“I’m a loser, baby / so why don’t you kill me?”
This refrain, from Beck’s 1993 hit “Loser,” was a memorable lyric from the artist’s concert last Friday at the Hollywood Palladium. Beck’s claim of being a “loser” may seem strange today — 24 years after writing this song as a homeless musician, he has now beaten Beyoncé for a Grammy, been covered by Johnny Cash and created Sea Change and Odelay, works that have been widely accepted as two of the greatest albums of all time. However, his claim on the title “loser” remains fitting, for Beck still uses his music to identify with outcasts through his eclectic lyrics and experimental style.
Reveling in musical eccentricity, Beck led a concert that was a mishmash of genres, including funk, hip-hop, rock and folk. However, all the songs exhibited his signature alternative flavor: Rock tracks like “Soul of a Man,” “E-Pro” and “Devil’s Haircut” stirred the audience into a frenzy with their squalling guitars and pounding drums, whereas the funky “Sexx Laws” had everyone dancing while the psychedelic “Black Tambourine” coaxed some audience members to light up a joint.
To balance out the high-octane evening (“but don’t calm down too much,” Beck said with a smile), the artist showcased his signature folk in the mesmerizing melodies of “Lost Cause.” Overall, it was a perfect mix of head-bangers and softer pieces that allowed audience members to breathe.

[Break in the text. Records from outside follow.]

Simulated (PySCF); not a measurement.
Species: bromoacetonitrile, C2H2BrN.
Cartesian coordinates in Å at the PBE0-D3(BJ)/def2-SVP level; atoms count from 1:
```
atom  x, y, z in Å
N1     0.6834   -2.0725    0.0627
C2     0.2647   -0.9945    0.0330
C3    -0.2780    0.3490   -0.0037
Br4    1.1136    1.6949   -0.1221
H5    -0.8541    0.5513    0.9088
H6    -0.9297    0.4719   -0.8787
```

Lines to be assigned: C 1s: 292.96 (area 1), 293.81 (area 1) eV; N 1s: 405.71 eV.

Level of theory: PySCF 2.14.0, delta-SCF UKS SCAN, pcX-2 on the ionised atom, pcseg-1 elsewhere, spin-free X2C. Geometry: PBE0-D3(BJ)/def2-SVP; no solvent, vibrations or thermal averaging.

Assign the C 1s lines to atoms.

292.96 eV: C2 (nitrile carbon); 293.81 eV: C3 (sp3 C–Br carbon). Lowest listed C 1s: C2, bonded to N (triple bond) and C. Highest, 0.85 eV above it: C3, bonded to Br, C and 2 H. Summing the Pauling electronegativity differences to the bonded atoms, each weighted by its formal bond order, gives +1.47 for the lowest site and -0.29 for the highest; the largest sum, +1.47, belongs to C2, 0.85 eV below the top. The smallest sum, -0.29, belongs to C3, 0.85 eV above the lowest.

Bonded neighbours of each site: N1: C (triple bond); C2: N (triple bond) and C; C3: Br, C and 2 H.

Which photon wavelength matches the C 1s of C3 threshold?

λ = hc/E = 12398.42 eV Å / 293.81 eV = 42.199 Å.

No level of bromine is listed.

The artist’s freewheeling style resulted in a casual atmosphere, and Beck and his band improvised tributes to numerous artists, including David Bowie, Michael Jackson and Prince; they even merged their song “Where It’s At” with the Beatles classic “Strawberry Fields Forever.”
The Palladium’s structure allowed the audience to crowd around the stage, granting Beck opportunities to interact closely with his fans. He good-naturedly accepted requests ranging from “Paper Tiger” to the Brazilian-inspired tune “Tropicalia.” The band’s relaxed, joyful demeanor, as well as the palpable love of their fans, created a fun-filled atmosphere and an intimate connection between artist and audience.
The concert also solidified Beck’s reputation as an impeccable performer. His instrumental abilities were on full display: He showcased his riveting harmonica skills during the bluegrass-inspired “Fourteen Rivers Fourteen Floods” and jammed out on his guitar with the Jack White-co-written tune “Go It Alone.”
Though Beck’s vocal range is limited, his lyricism and the passionate vocals almost defy criticism; he poured his soul into songs like “Think I’m In Love” and “Blue Moon,” leaving little doubt about the deep connection he has to his music.
Beck’s roots in Hollywood resulted in a concert steeped in genuine commitment to the area. The Los Angeles-born artist paused to reminisce about how Hollywood shaped his artistic identity. He also pointed out how the studio where he recorded many songs was only three blocks away — although that was “back when Hollywood was not the place you should walk around,” the artist noted.
Not only did Beck perform “Qué Onda Guero,” a song about growing up in the multicultural East Los Angeles, but he also invited the choir of the nonprofit Urban Entertainment Institute to perform with him, led by Compton native and constant collaborator Fred Martin.
The group of young, primarily African American women performed with him for most of the show, singing the gospel song “Like a Ship (Without a Sail)” in the “stand-up-in-church-and-cry-Hallelujah” spirit as the smiling audience clapped along.
It was the night’s most powerful performance; it portrayed a message of hope and perseverance that Beck noted was especially “appropriate for these times.” Throughout the night, the artist continued to push a positive atmosphere, crying “If you love your life, say yeah!” during his Chance the Rapper-inspired song “Wow.”
At the end of the night, when Beck shouted “I’ve found some friends tonight,” the sentiment rang true. He and his band had turned out a brilliant performance, entertaining everyone with their stellar music and most importantly, connecting deeply with their fans and the community at large.